Inflation is not up even though it was supposed to be.
Lots of things are changing because Trump doesn't follow the "experts" but have his own way of approaching China for better or worse. Right now mostly for the better.
It's the same trajectory it was before the current policies. The trend is hitting the floor as we're at full employment. (But I can't complain he's not taking us lower than that)
"Mostly for the better" does not imply totally for the better. Of course you can find counterexamples, but that totally fails to answer the point. If you want to actually argue the point, you need some statistics about the economy as a whole, not about one sector.
>"Mostly for the better" does not imply totally for the better. Of course you can find counterexamples, but that totally fails to answer the point. If you want to actually argue the point, you need some statistics about the economy as a whole
Really? Lets look at the context;
>'Lots of things are changing because Trump doesn't follow the "experts" but have his own way of approaching China for better or worse. Right now mostly for the better.'
How would looking at the economy as a whole reflect on the way Trump approaches China? If I want to keep to that subject, I look at the situation with the sectors of the economy being impacted by the trade war with China and not the economy as a whole.

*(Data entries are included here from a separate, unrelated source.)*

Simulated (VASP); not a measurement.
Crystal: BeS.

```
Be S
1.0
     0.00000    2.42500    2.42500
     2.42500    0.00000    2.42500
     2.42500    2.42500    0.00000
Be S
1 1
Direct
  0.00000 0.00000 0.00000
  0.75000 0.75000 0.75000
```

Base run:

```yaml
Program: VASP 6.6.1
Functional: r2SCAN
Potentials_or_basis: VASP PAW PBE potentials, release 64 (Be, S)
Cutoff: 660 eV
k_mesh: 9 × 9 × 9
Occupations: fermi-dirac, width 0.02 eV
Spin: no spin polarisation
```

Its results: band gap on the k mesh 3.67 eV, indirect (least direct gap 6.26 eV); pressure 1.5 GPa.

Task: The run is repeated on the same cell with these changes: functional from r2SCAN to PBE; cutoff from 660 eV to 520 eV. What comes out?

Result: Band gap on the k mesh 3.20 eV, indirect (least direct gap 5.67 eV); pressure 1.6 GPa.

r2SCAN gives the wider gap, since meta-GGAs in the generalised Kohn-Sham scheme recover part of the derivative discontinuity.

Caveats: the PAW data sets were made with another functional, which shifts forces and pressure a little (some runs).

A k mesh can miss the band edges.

And I look at 4 million jobs being lost to China because Wallstreet, big companies and politicians on both sides of the political spectrum decided to trade American jobs for cheaper flatscreens, decided to introduced competition IN America through things like H1Bs and lax immigration rules both providing plenty of cheap labour and hurting ex. young black men the most because of extremely low wages.
It's not serious to take one thing and pull it out of the whole ESPECIALLY when the goal of tariffs is not to make it the new normal but to force China to give us better access to their markets.
If you can't see that we have no base for a rational discussion.
If there was only the USA and China in the game, then you'd have a good point.
Hello from Europe. The USA is also currently in a trade war with us.
So lets look at how the economies stack up.
USA GDP - $19.4 trillion
EU GDP - $18.5 trillion
China GDP - $12.2 trillion
Which trade war might be having more effect and which could end up with more economic blowback? Also, might this push China and the EU to make a temporary economic pact? Combined they haul a lot more economic weight than the USA.
And despite all that the economy is doing as great as it is.
Think about that.
Not sure why you don't think I have a point. Europe is the same problem. They've been having a good deal with the US, now Trump want the juices to flow both ways.
He is re-negotiating all the deals, thats what he ran on and he actually do what he says. I support that fully.
The problem is that you don't actually do the full analysis of this an just stop at tradwars. Look at the bigger picture and you will se there is much sense to Trumps goal.
How can the strongest economy for more or less everyone especially minorities, increasing salaries, increasing jobs in blue collar industries be the US loosing?
I think you are the one who is confusing what the trade war is about with what is economic theory.
The tarrifs is not economic policy it's a tool to win the tradewar with china and give us better terms.
How anyone can be against that is beyond me unless they working in the tech industry and don't really feel the reality of the last 30 years of destroying the american middle class.
One thing to keep in mind, you are currently in a ten year bull market, the longest running in history. There is a hell of a lot of inertia there, so I really would not be counting my chickens just quite yet.
All it cost was a trillion dollars deficit tax cut, and subsidies for the farmers that can't sell their crops. Do you really believe this is sustainable?
We already introduced tarrifs, they didn't hurt the economy overall, on the contrary.
What i don't think is sustainable is the 4million americans who lost their jobs to china because of the wheeling and dealing of Wall Street and Washington.
It's worth it because if he succeeds getting better deals all Americans benefit and we stop chinas blatant abuse of things like their developing nation status and complete lack of defending IP rights and access to chinese market for most companies.
I'm just not convinced the game of chicken can be won. We should actually be investing this effort in out competing, not hoping we win this idiotic game. The only real resolution I see is a return to normalcy or a dissolution of US and Chinese trade, which simply hurts us both in the long run. You act like jobs that aren't in China will come to the us when theres no guarantee of that and you're ignoring jobs lost because if this.
I am not ignoring jobs lost I am looking at a reality of the lowest unemployment we've seen in a very very long time, lowest ever for minorities.
Jobs are coming back, wages are going up.
You are completely ignoring that the reality is disproving your concern.
Whether you think it can be won or not is beside the point. I am sure you didn't think Trump could win the presidency and I am sure you though if he did the economy would be in chaos.
What about, maybe, just maybe, you were wrong and need to rethink how you think about these things?
Your logic is circular. You've already admitted that the current state is propped up and temporary and we need to ride this out and yet it's proof that Trump's policy is sound? You can't have it both ways.